Last year, Pakistan closed a border crossing for 10 days after a similar incident in which a NATO strike accidentally killed two Pakistani soldiers. After an investigation, the US "deemed the incident an accident" and apologized, the Washington Post reports.

The Pakistani reaction implies that the anger comes not only from the severity of this attack, but the fact that it is only the latest of a string of accidental or misguided attacks, as evident in an editorial from Pakistani newspaper The Express Tribune:

Like all cliches, the one about the trigger-happy Yank who likes to go it alone persists to this day because it contains a kernel of truth. … Without implying that the attack was a deliberate one, the shoot-first, ask-questions-later policy that is standard practice for troops in Afghanistan makes such tragedies inevitable.

The fact is that such incursions of our sovereignty have become routine and we have become so dependent on the US that we just have to grin and bear it.

As the Washington Post notes, the border region is at the crux of the troubled US-Pakistan relationship. The US accuses Pakistani intelligence of complicity with militants who launch attacks from Pakistan on NATO troops in Afghanistan while Pakistan says US strikes incense militants who could easily be finding refuge in eastern Afghanistan.

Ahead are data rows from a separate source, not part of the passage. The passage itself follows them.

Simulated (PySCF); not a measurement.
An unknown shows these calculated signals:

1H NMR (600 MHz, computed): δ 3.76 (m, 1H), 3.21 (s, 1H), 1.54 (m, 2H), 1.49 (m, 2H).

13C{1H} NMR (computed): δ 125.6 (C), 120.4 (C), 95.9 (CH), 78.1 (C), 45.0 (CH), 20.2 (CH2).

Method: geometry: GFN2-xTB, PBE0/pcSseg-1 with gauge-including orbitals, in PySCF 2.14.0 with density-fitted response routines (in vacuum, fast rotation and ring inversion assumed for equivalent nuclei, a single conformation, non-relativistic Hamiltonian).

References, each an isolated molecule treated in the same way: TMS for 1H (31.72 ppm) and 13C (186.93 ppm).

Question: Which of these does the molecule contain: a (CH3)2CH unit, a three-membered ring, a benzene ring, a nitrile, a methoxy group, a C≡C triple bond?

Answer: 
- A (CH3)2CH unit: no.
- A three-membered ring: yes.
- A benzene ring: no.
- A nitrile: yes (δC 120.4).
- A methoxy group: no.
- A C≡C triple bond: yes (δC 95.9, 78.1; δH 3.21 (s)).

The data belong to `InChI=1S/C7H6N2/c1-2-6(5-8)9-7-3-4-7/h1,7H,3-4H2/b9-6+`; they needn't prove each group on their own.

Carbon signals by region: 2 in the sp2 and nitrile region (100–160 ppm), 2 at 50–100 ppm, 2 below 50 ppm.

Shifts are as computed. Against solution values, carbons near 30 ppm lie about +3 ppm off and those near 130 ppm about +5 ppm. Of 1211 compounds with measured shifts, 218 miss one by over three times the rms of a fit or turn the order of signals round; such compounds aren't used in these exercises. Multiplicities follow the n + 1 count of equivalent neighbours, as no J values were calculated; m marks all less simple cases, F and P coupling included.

The Wall Street Journal reports that Afghan officials said Sunday that the US attack was provoked by fire from one of the Pakistani outposts. Two of the officials work in the border area and said that the NATO forces were targeting Taliban forces in the area when someone opened fire from the Pakistani base. Another official in Kabul backed them up, saying at an emergency meeting in the capital, "It was a response to incoming fire."

US officials in Washington said a US offensive on insurgents operating in eastern Afghanistan has heightened US-Pakistan tensions in the border region the last few months, according to the Washington Post.